Persistent hashtables

Wednesday, August 6, 2008

Long time no blog! I’ve been very busy (with Factor), and there has been a lot of activity lately. I’ve been working flat-out on the new compiler, which I will blog about later.

Yesterday and today though, I worked on porting Clojure’s PersistentHashMap to Factor. We already had persistent vectors; the hashtables are more complex. My implementation is pretty much a direct port of the Java code, and in some parts it uses locals heavily. I plan on revisiting it at some point and using more Factor idioms. Even though the code is not idiomatic, it is still pretty easy to follow, and Factor’s direct support from having multiple return values eliminated the need for a temporary ‘box’ object.

My initial tests seem to indicate persistent hashtables are 2-4x slower than normal hashtables for common operations. This isn’t so bad, since its only a constant time slowdown, and you gain immutability, but it is still a bit disappointing. Perhaps they can be optimized further.

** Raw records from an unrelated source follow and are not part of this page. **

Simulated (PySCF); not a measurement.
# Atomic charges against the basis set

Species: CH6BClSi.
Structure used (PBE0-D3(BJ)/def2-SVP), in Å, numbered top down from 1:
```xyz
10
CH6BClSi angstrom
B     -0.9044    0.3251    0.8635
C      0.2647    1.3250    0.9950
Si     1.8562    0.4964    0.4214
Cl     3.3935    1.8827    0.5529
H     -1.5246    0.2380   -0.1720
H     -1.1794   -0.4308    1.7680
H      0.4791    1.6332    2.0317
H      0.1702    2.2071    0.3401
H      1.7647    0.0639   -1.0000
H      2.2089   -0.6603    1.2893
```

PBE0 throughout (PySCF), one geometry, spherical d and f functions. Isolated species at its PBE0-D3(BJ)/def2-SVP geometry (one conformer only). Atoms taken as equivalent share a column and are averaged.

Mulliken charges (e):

The reason I wanted to implement persistent hashtables in the first place is to use them in the new Factor compiler. Instead of cloning a large hashtable repeatedly in one place, which I suspected was leading to quadratic algorithmic complexity, I wanted to use persistent hashtables so that I could add entries in constant time while still retaining older versions for backtracking.

It turns out I found another way to get the performance gain I wanted, and so persistent hashtables are unused in the new compiler for now.

However they were fun to implement, and they’re now part of the basis library; an intermediate layer between core and extra, in the persistent.hashtables vocabulary. They sit alongside persistent.vectors and persistent.heaps, the latter of which was implemented by Daniel Ehrenberg.

The new basis vocabulary root will contain libraries which are not fundamentally part of the language core, and are not required for bootstrap, but those that anyone would expect a language implementation to provide. Examples include various data structures, I/O, XML parsing, database access, the GUI toolkit, the web framework, and so on. I also moved the optimizing compiler to basis, since its not required for bootstrap either.

In order for a vocabulary to be moved to basis, it must implement some functionality that’s frequently used required, and have high quality documentation, robust and optimized implementation, and as many unit tests as possible. Over the next few months, I hope that more vocabularies are moved to basis and that the code quality there only goes up.